Quantifying the impact of the Republican agenda
I attended a local government meeting earlier this month in order to keep up with the latest on fracking in our town. Something else interesting happened as well. The meeting began with a budget review. Budget reviews are long and drawn out affairs even when they're not, if you know what I mean. Fifteen minutes of going through line items, projected numbers, shortfalls, and so on can seem very long indeed if you aren't turned on by bookkeeping.
That's a shame, because those kinds of dry, eye glazing exercises are where the real action is at from a policy perspective. As our trustees went through the numbers, one item in particular jumped out at me. That is not because it was the biggest number, but the easiest to understand. The secretary's review included a big, fat zero for funds that had formerly come from the estate tax. It was eliminated entirely for 2010, which had meant less funding for our town.
It was kind of interesting to see the conservative trustees let it pass without comment. Now, this was a budget review and not a debate. It would have been nonsensical to inject a line of political comment into the middle of it. Still, it seemed a little jarring for everyone to treat this thing - a major policy change that everyone present could see had a material, adverse impact on our community - treated as though it were an act of God.

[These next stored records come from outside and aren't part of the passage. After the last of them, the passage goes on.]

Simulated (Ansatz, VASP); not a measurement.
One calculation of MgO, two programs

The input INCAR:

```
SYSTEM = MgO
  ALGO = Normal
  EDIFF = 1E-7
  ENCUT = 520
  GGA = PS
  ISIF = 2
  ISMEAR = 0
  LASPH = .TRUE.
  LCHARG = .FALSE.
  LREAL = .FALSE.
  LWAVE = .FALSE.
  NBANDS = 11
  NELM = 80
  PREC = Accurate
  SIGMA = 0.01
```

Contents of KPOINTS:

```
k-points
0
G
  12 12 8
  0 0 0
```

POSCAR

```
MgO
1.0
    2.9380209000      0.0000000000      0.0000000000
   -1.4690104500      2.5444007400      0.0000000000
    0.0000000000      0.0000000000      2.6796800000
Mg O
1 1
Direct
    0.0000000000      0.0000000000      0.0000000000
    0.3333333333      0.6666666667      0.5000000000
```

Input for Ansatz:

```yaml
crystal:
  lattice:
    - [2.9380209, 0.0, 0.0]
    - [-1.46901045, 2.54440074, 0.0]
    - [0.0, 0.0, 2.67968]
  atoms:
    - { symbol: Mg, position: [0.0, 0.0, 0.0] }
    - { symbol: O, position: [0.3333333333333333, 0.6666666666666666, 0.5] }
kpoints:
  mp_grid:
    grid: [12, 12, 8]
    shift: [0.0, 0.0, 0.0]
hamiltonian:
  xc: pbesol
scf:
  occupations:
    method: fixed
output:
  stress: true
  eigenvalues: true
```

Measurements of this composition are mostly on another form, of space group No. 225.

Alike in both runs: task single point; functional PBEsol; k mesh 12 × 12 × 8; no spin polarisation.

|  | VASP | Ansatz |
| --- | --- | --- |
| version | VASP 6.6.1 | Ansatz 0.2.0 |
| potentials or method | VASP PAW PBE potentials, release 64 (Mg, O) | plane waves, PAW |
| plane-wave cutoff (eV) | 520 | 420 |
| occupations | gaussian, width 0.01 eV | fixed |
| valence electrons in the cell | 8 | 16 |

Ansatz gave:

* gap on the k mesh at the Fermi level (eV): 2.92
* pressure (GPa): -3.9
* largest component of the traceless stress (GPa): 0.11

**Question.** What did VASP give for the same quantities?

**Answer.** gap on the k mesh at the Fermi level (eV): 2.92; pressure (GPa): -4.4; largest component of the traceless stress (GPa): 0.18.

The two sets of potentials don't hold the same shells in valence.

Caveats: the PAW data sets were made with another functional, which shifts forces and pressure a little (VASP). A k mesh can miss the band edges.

Policy decisions are just that: decisions. They don't drop out of the clear blue sky; they are conscious and deliberate, and they reflect our values. And while it wouldn't do to single out one item in the budget for commentary, it might be worthwhile to have all of them subject to a little discussion. It would make the review process longer, but it would almost surely make it more relevant.
As towns across the country struggle with the Republicans' overwhelmingly counterproductive commitment to austerity, it would be helpful to make sure the cause and effect are highlighted as much as possible. Funding from the estate tax that was used for, say, road maintenance is no longer there. The right wing is already going crazy about what it calls a fiscal cliff at the end of the year - but states got pushed off a cliff two years ago when stimulus funding ran out. Democrats were willing to make up for the shortfall; Republicans were adamantly opposed.
Conservatives love to cry class warfare or socialism when progressive taxation comes up. How DARE the state take from the wealthy and redistribute it to those lower on the economic food chain! But forget about how the funds are used; progressive taxation is in and of itself good for the country. It is one of the best hedges available against inequality. Creating barriers to the intergenerational transfer of wealth is crucial to preventing a de facto hereditary monarchy. Taxing the rich would be sound policy even if we took all the proceeds and set them on fire.
It just makes extra good sense to find a socially useful purpose for the receipts. The effects of reduced funding are playing out across the country in concrete ways. A clear, bright line can be drawn between austerity budgeting and diminished municipal services. Unfortunately, itemizing it requires three things that are generally in short supply even for committed activists: Access to year-to-year budgeting data, wonky devotion to number crunching, and a substantial amount of time to comb through it. It's a classic good news/bad news scenario. The good news is, the data is there for the taking. The bad news is, it's really hard to process.
It doesn't have to be processed everywhere, though. If even a handful of happily situated individuals ferreted out the relevant information, it might be relatively easy to propagate. This is a presidential election year, and one that already has sounded themes of inequality. There are plenty of candidates for office who would welcome the opportunity to relentlessly publicize some of the real world effects of catering to billionaires. I imagine this would be a pretty easy message to sell:
The GOP took care of the fat cats. As a result, maybe your roads don't get plowed this winter, or maybe you'll just have to wait a whole lot longer for a truck to pass by. Or maybe you'll have to raise property taxes to make up the difference. The rich have succeeded in hoarding that much more money all to themselves, which means everyone else will have to dig that much deeper - or resign themselves to fewer public services. This reduction in your standard of living has been brought to you by the Republican party, with the sponsorship of the 1%.